EBITDA, operating cash flow, adjusted earnings and cash operating costs are non-GAAP measures. Please see tables in the Appendix for reconciliation to U.S. GAAP. Total debt includes short and long-term indebtedness and excludes capital leases and royalty obligations.

 

San Bartolomé, Bolivia - High Return Capital Investment Expected to Increase Production in 2014

  • Silver production was 5.9 million ounces in 2012, compared with 7.5 million ounces in 2011. Fourth quarter production of 1.3 million ounces of silver decreased from the third quarter due to lower silver grade and downtime resulting from grinding mill maintenance.
  • Cash operating costs 1 per silver ounce were $11.76 in 2012 compared to $9.10 in 2011, primarily due to lower production despite flat operational spending.
  • Sales and operating cash flow 1 totaled $178.0 million and $72.4 million, respectively, in 2012, including $37.0 million and $17.4 million, respectively, in the fourth quarter 2012. Capital expenditures were $25.7 million.
  • The Company plans to increase mill capacity approximately 15% through an estimated capital expenditure of $17.0 - $20.0 million. This expansion is expected to increase the mine's annual production to 6.0 million ounces of silver over the next seven years at reduced cash operating costs per ounce 1.
  • Duilio Rivero has joined the Company as General Manager of San Bartolomé. Mr. Rivero was most recently the General Manager at Nyrstar's Campo Morado Mine in Mexico. Previously, he was General Manager for Nyrstar's El Toqui mine in Chile and for Yamana's Gualcamayo mine in Argentina. He is a mining engineer with over 20 years of experience in diverse roles in open pit and underground mines in South America. Mr. Rivero graduated from the University of San Juan, Argentina.

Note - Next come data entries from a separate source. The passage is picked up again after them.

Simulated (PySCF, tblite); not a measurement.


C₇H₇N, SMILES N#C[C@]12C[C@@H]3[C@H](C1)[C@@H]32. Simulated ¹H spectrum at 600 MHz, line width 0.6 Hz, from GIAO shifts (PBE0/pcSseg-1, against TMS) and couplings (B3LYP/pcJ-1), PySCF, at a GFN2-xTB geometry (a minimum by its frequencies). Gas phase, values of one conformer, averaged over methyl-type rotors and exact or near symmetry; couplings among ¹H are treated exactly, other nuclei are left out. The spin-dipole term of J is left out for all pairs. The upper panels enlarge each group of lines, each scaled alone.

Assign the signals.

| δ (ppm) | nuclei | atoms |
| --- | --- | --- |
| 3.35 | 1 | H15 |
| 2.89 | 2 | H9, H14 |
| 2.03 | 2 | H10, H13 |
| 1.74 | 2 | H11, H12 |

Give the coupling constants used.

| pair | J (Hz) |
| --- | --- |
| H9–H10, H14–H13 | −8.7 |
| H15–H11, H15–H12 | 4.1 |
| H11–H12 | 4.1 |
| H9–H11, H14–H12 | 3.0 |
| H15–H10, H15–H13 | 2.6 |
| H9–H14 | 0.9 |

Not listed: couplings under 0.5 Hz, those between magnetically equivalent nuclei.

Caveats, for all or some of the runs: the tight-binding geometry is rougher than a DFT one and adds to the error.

Rochester, Nevada - High Return Investment Drives Expanded Production in 2013 and Beyond

  • Rochester achieved its highest production quarter of the year in the fourth quarter, reaching full year production of 2.8 million silver ounces and 38,066 gold ounces, significantly higher than 2011. Increased production was the result of the first full year of production from a new heap leach pad, which was commissioned in late 2011.
  • Cash operating costs 1 of $9.62 per silver ounce in 2012 were 58% lower than $22.97 in 2011. Fourth quarter cash operating costs 1 were $2.17 per silver ounce compared to $37.99 per silver ounce in the fourth quarter of 2011.
  • Sales and operating cash flow 1 totaled $132.4 million and $53.5 million, respectively, in 2012, including $43.2 million and $21.5 million, respectively, in the fourth quarter 2012. Capital expenditures were $11.8 million.
  • In 2013, the Company plans a major crusher and heap leach capacity expansion at Rochester to boost production to 4.5 - 4.9 million ounces of silver and 44,000 - 46,000 ounces of gold.
  • Total capital expenditures are expected to be $30.0 - $35.0 million in 2013, including $23.0 - $26.0 million of growth capital and the remainder for sustaining capital. The Company is investing $4.0 million during 2013 to expand the capacity of the primary crusher from 9.0 million tons to the currently permitted annual rate of 14.0 million tons. In addition (subject to final permits) the Company expects to expand the mine's heap leach capacity on existing pads to approximately 67.0 million tons at an estimated capital cost of approximately $15.0 million to accommodate higher production rates of ore coming from historic stockpiles.
  • Further expansion potential is being planned. Engineering and permitting are underway for 40.0 million tons of additional pad capacity with expected initial production in 2016 to further extend the mine life and increase production rates from historic stockpiles. This capital project is estimated to cost $10.0 million scheduled for 2015-2016.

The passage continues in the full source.